Devonport: a word offered when no words can be found

A devastating tragedy struck the Tasmanian town of Devonport yesterday. On what should have been a fun filled celebration for Grade 6 children who were finishing their final day of primary school, became the worst of nightmares. Children were playing on a jumping castle when a sudden gust of wind swept it high into the air, before plummeting 10m to the earth. Five children have died and another four remain in critical condition. 

One dares not speak a word, for what can one say? Even as a parent with 3 children, what words can I utter? One cannot understand what these families are going through unless one has already experienced such loss ourselves. How do we make sense of the senseless? The death of any child is beyond words, but five lost to such circumstances? The reporter on the news last night added the note that this accident has happened so close to Christmas.

I don’t think the proximity to Christmas makes this awfulness any more harrowing than it already is. But perhaps there is something in the Christmas story that touches and empathises with the inexplicable. 

Soon after Jesus’ birth, a tragic incident occurred in Bethlehem, and it forms part of the Christmas story. It is part of the original Christmas although we don’t often read it. And fair enough, it was a terrible event that involved the deaths of many little children.

“A voice is heard in Ramah,

    weeping and great mourning,

Rachel weeping for her children

    and refusing to be comforted,

    because they are no more.”

There are words in Scripture that speak the word of unspeakable grief in losing a child. The circumstances and time and place are different but they nonetheless echo the human heart. Indeed, those words from the prophet Jeremiah are all poignant and jarring for the loss of those little ones in Bethlehem following the birth of another child, the Christ.
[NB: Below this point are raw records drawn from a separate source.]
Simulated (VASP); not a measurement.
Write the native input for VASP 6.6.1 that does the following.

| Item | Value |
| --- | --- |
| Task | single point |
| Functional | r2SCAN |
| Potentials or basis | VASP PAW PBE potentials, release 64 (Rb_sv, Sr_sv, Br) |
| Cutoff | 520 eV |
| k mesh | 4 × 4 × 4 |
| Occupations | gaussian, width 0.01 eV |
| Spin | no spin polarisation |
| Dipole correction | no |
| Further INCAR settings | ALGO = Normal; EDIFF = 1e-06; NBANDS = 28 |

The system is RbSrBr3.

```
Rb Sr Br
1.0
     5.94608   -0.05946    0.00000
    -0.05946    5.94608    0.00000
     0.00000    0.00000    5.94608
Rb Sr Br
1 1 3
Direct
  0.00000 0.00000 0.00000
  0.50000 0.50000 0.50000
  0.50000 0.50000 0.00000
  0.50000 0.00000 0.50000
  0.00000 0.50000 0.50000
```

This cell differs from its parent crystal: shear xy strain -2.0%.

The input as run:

This Son of God, whose name is Jesus,  would one day preach a sermon which today echoes through the generations and still pierces light and life into the darkness. In the address, Jesus spoke these words,

“Blessed are those who mourn, for they will be comforted.”

He is willing to comfort those who cannot be comforted.

On another occasion, in Jesus’ inaugural public address, he chose for his Bible text, verses from the book of Isaiah,

“the people living in darkness

    have seen a great light;

on those living in the land of the shadow of death

    a light has dawned.”

What an astonishing announcement, the darkness will not win. The shadow of death is long and thick, but its hold will not last forever. For you see, this same Jesus doesn’t only offer comfort, he has walked the path none of us wishes to undergo and yet will do so one day. He accepted the cross and descended to the dead so that he might punch through the darkness and bring the light of life that can never be dimmed.

We may struggle and grasp to find words to express our sorrow for these families in Devonport today, and that’s ok. For what can one say?  Sometimes all one can do is sit and quietly grieve. 

The one thing I can say to my fellow Aussies as we look on is this: the message of Christmas has a word to offer in every situation, even the darkest grief and unknown. Strip away Christmas from all the presents and food and decorations, and we uncover in the biblical story a God who hates death. He is appalled by it. He opposes it.  His only Son experienced the harrowing of that darkness, for us, that one day death may be defeated forever and all who call on him will know his resurrection power.

We cannot answer the ‘why’ of much that happens in life. The unfathomable can sit like an incurable pain. The Jesus of Christmas tells us there is one who knows and we can go to him, not because we can explain everything, but because he has already taken that journey through death and he has broken through to life again.